Boots investing 100% in bonds – 20 years on
07 Sep 2021
20 years ago, in the Autumn of 2001, the Boots Pension Scheme hit the headlines because it had invested all of its assets in high quality long-dated bonds, selling over £1 billion of equities in the process. I was only three years into my pensions career at the time but I remember being fascinated by this ground-breaking development.
At the time, it was a unique and surprising thing to do, because there was little focus on managing pension scheme investment risk. Indeed, in 2001, pension schemes in the UK invested 75% of their assets in equities (growth-focused, with risk) and less than 20% in bonds (low risk, matching assets). Liability Driven Investment (LDI) strategies were rare and the buy-in market was non-existent, with bulk annuities for pension schemes only being used in situations where the sponsoring employer had become insolvent. This backdrop is why the Boots Pension Scheme’s move to a 100% bond investment strategy really was headline news and there was even criticism from some people in the pensions industry.
Looking back on this today, it’s hard to believe that a pension scheme actively managing down investment risk was headline news. It makes you realise how far defined benefit pension schemes have come in the last 20 years, with all the significant work to manage investment risk to reduce the reliance on sponsoring employer covenants and make members’ benefits more secure.
Today, in almost complete contrast to the position 20 years ago, defined benefit pension schemes in the UK invest 70% of their assets in bonds (low risk, matching assets) and only 20% in equities (growth-focused, with risk). Furthermore, pension scheme LDI strategies are common place and now hedge an impressive £1.5 trillion of interest rate and inflation risks. Cashflow Driven Investment (CDI) strategies, which aim to match the payments a pension scheme expects to make to its members, have taken things a stage further. Further still, the bulk annuity market has taken off since 2007 with around £200 billion of pension scheme liabilities now having been fully insured via buy-ins and buy-outs. In addition, longevity swaps have insured the longevity risk associated with a further £100+ billion liabilities.

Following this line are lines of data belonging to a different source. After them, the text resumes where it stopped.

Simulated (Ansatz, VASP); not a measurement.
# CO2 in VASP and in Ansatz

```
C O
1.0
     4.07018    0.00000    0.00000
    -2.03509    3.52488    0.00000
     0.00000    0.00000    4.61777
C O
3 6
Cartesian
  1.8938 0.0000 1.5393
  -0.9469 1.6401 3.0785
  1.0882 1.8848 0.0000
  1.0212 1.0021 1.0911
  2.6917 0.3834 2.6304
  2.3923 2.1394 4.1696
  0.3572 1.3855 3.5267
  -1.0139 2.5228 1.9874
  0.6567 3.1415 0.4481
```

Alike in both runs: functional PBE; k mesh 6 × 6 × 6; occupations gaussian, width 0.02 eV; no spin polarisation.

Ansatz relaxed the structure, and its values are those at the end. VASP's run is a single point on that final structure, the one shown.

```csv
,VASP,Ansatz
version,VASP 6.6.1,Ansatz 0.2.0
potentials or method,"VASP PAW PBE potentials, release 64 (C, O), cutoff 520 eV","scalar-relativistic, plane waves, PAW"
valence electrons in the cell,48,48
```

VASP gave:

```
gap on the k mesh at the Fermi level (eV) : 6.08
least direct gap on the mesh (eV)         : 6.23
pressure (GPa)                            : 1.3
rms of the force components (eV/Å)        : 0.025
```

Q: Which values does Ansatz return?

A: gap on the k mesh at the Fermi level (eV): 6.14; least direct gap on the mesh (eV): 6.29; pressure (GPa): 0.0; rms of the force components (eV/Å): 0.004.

In just 20 years, we have gone from a position where a pension scheme deciding to sell its equities and invest only in bonds was headline news, to a position where bonds, and more intricate matching assets, are absolutely the investment of choice and 40% of FTSE100 companies that sponsor defined benefit pension schemes have now even insured a large proportion of their liabilities via buy-ins, buy-outs or longevity swaps. Projected growth in those risk transfer markets means that we expect £1 trillion of defined benefit pension scheme risk to have been insured in 10 years’ time. To put that into context, £1 trillion of insurance would be equivalent to around half of the value of all gilts currently issued by the UK Government or around half the value of all of the companies in the FTSE 100.
All of this is good news for the members of defined benefit pension schemes. Their benefits are now more secure, with less reliance on long-term support from sponsoring employers and I expect this trend to continue at pace. We should be grateful to John Ralfe and others involved with the Boots Pension Scheme in 2001 for having the foresight and courage to lead the way in significantly managing pension scheme risk.